5 More (Not-so-conventional) Ideas for Singapore and Johor Bahru to Ease Up the Causeway Congestion
With more than 300,000 people crossing the Johor Bahru-Singapore causeway daily, it is important that those crossing the border for work, education or leisure have a smooth travelling experience. Despite pre-existing efforts, waiting time can still last anywhere from 2 to 4 hours during peak periods or weekends due to traffic congestion at checkpoints.
Going by the numbers, the hours saved from improving this issue could potentially free up a massive 600,000 to 1,200,000 man hours to be spent on the workforce or with loved ones, daily. It is therefore imperative that more efforts are set in place to reduce traffic congestion and shorten waiting time at the causeways.
Current efforts proposed by the Singapore task force to improve the situation include:
1. Set up a single agency at the complex to reduce bureaucracy (there are currently 23 departments and agencies operating Malaysia’s checkpoint)
2. Increase the number of Immigration Department personnel.
3. Minimise and eventually abolish top-up transactions for Touch n’ Go cards in the car lanes within 1 year; make Touch n’ Go top-up transactions available in Singapore.
4. Increase the frequency of Johor Bahru-Singapore train services and shuttle buses; improve the online ticket booking method for train services.
5. Make the Rapid Transit System Link a reality (TODAYonline, 2019).
In addition, we propose 5 other possible solutions:
1. Kickstart ferry services
Provide ferry services across both checkpoints that depart twice hourly. Large ferries can carry thousands of people at one go. Given the fact that ferries travel on water without the need for roads, we can have an unlimited number of ferries plying the routes between the two cities. What’s more, this could be reserved for daily commuters on special passes which would then guarantee the consistency of demand for the service. All in all, this would serve to ease the congestion on the causeway.
2. Expand the number of train tracks
Currently, the most reliable and fastest way across the Straits of Malacca is by train. Trains bypass the jams and even have separate immigration counters. However, the current limitation is that there are only so few train tracks that then decide the number of trains plying the route. In fact, bookings for specific timings of trains are almost always fully booked at least 2 weeks in advance of the travel dates. Thus, increasing the number of train tracks at the Second Link and Woodlands Causeway will enable significantly more commuters to cross the straits.

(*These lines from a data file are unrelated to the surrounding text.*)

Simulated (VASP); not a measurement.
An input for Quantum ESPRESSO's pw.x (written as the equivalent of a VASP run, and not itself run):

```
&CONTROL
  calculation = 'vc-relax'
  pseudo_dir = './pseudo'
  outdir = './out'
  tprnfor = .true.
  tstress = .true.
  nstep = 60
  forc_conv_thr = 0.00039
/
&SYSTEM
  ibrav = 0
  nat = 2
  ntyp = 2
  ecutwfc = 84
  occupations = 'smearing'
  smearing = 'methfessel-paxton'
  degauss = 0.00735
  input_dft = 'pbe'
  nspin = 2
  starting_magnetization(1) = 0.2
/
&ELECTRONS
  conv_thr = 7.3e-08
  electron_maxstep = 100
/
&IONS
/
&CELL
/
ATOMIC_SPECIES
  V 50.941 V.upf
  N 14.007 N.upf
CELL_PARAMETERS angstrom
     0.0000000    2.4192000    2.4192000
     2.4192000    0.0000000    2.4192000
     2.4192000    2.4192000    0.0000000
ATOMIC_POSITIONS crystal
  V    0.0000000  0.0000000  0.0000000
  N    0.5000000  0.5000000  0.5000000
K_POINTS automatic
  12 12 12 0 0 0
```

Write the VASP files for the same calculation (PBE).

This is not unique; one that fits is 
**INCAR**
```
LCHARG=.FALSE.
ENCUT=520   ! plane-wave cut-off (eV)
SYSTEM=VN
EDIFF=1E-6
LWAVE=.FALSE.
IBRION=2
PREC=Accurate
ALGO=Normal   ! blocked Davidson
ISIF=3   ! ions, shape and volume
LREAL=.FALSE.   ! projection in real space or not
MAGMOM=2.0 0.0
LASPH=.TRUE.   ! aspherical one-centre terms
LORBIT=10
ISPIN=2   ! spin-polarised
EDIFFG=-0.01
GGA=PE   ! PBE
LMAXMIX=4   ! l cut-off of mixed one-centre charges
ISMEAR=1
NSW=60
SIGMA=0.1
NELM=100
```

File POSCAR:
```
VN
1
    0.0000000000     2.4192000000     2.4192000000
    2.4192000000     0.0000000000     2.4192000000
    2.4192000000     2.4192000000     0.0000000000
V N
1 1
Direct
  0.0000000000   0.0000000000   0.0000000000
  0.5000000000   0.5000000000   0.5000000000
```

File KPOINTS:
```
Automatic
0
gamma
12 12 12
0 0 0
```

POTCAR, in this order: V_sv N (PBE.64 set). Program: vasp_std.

3. Multi-storeyed causeways
Currently, all vehicles share the few lanes available. We can thus consider building multiple storeys above and below ground level. This could provide the potential to separate private and public transport from cargo vehicles. For example, public transport would travel at ground level; private vehicles would take the second storey and all cargo vehicles could take the basement level. Needless to say, this will facilitate immigration procedures and reduce waiting time.
4. Air taxis
Of late, air taxis have been gaining popularity as a concept and as a potential mode of transport. Singapore is starting air taxi trials in the second half of 2019 (CNA, 2018).These air taxis are specially designed for covering short distances. They can be reserved for high-paying customers and also emergencies. More importantly, they will be able to bypass the jams entirely. Once flight trials are completed and operational guidelines and air taxi routes are established, the option for cross-country aerial taxis can be implemented.
5. Third Bridge
A third causeway from Punggol to Pasir Gudang can be built to ease the congestion at the Woodlands causeway and even bring greater volumes across borders. The idea, however, is not new. It has been explored previously by both parties. Malaysia previously indicated interested to link their industrial estate in Pasir Gudang to Pulau Ubin or Punggol. If the plans do get realised, Moovaz advocates for a digital nomadic lifestyle, in which mobility plays a huge role.
With increased accessibility across Singapore-Malaysia borders, citizens from both countries can gain immense benefits, including the exchange of cultures and lifestyles. With the rise of urban mobility, we are incredibly excited for what technology and global citizenship will mean to our world today.